First of all, @sbdpotato and @burnpost are quite different, and I'm not sure they should even be lumped together in any discussion. @sbdpotato is raising funds, and is now getting most of its funds from SPS, which makes capping payouts relatively harmless. By contrast, @burnpost raises no funds, and is instead a method by which voters can vote for 'None of the above' when it comes to distributing rewards. Capping rewards would be overriding the will of the voters and IMO @burnpost should rather remain neutral. If you think @burnpost is getting too many votes, take it up with the voters, or create better, more compelling content that is more attractive to voters than 'None of the above'. (I've already stated my view that probably the best solution overall is for "Trending" to be renamed "Most voted" or "Most rewards", which would be a more accurate description of what it actually means, and get rid of the misleading implication that it is actually the most interesting or attention-worthy content.)
I added a line suggesting that voters consider later votes to reduce trending. The burnposts are now down to one per day, along with comments (but the comments tend to trend less). To me that seems like pretty reasonable accomodations to those who want to minimize the impact on Trending, but I'm open to other constructive suggestions.
On your claim that 'the argument against is mounting' I think we will have to agree to disagree. From my perspective, the true measure of support is the voting, and everything else is a bunch of hot air. As long as it continues to get votes, that tells me there is significant (even in some sense very large) support. As you can see from Chart 9 here, not only does it continue to get votes, but support for burning has generally continued to increase.
As far as getting serious about on-boarding, I think that is nonsense. There are only a small number of accounts created per day and a good chunk of those are created by @steemmonsters, which doesn't even use the social rewards system at all (data is here). And of those small number of accounts created, very few ever become or stay active users.
In four years we have had all sorts of different populations of posts on Trending, none of which has ever done much to drive growth or increase successful onboarding, and after four years I doubt very much that we are going to ever see Trending be a true driver of growth. Without a new UI and/or use case for Steem becoming popular (which could be revised steemit.com, could be another site, could be games such as steemmonsters), I don't see this changing. Voters seem to agree, and increasingly prefer to preserve some value in the Steem ecosystem by reducing selling pressure and burning rather than blindly continue a failed model.
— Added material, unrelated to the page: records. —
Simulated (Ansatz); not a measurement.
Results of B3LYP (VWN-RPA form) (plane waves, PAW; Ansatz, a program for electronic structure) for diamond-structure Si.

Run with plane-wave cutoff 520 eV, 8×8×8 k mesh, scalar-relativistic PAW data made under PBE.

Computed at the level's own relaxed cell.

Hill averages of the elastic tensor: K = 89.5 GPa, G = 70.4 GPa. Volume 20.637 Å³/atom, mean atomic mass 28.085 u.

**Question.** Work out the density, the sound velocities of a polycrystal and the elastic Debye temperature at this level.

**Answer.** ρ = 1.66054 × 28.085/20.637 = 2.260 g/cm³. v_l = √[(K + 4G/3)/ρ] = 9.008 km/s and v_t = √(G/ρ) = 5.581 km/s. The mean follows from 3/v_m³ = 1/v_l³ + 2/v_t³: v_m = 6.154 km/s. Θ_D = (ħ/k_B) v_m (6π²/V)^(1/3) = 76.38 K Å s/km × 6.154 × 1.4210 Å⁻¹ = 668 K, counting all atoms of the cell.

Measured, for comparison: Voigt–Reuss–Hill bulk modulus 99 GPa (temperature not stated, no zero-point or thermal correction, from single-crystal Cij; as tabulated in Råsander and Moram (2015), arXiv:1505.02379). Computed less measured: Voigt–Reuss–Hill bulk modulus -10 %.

Potatoes and Burnpost are both devoid of content. So from that perspective they are identical. Background mechanics of steem is not of interest to content creators and consumers. While I respect your software prowess, you must respect that this is still a social network.
You better understand the reason burnpost is getting vote is because people’s auto-votes and bot votes are piling up for curation reward. It’s a fact, I know it and you know it
We talked about both steemmonster and that their on boarding is different but they are not the only source. Also people actually like to look at trending, maybe not you but I do. Since trending is called trending and not most rewarded that discussion is a moot point
This failed model is the place you and I are talking on. If you are jaded about it that’s your prerogative. I rather appreciate the blockchain I have, rather than the blockchain I wish I had. I rather improve the blockchain from within with all its components. Without people there is no steem for investors.
Finally there are 38 accounts higher than my investments in steemit and at least 10 of them are either non-human or repository. So I am putting my money where my mouth is. Also I support your witness and I honestly think your contributions are important to this ecosystem. Although you do not know me, or you never asked for it, when very recently you went out of top 20 I lobbied for you to get you back. You are at your current position within top 20 exactly because of two votes mine, and theycallmedan’s which I lobbied for. Please understand I think you are a valuable asset and you belong inside top 20 but please listen to the people. Not everything has to be code, sometimes it can be people too. Many thanks smooth, I wish I can have this conversation off the chain but you are not on discord unfortunately.
It is and it isn't. steemit.com is (and similar web sites are) a social network/application built on top of a blockchain. But there are other applications built on top of the same blockchain which have nothing to do with content creators and posting and content. One of them happens is steemmonsters, which as I mentioned is among the most successful in bringing on new users. There are also social-type UIs which don't use the same Trending page as Steemit. I don't agree that the entire blockchain and economy should be held hostage to steemit.com's crappy UI.
I've stated numerous times that I don't believe this, nor agree on the point. The curation system is designed to, and does, penalize 'easy' votes, whether that is @burnpost, or any author who constantly gets high votes. Votes on @burnpost earn very low curation rewards (especially the main posts; comments are a little better) and people could easily earn more by: a) delegating to a curation or vote selling bot, or b) picking some non-terrible content at random and voting for it.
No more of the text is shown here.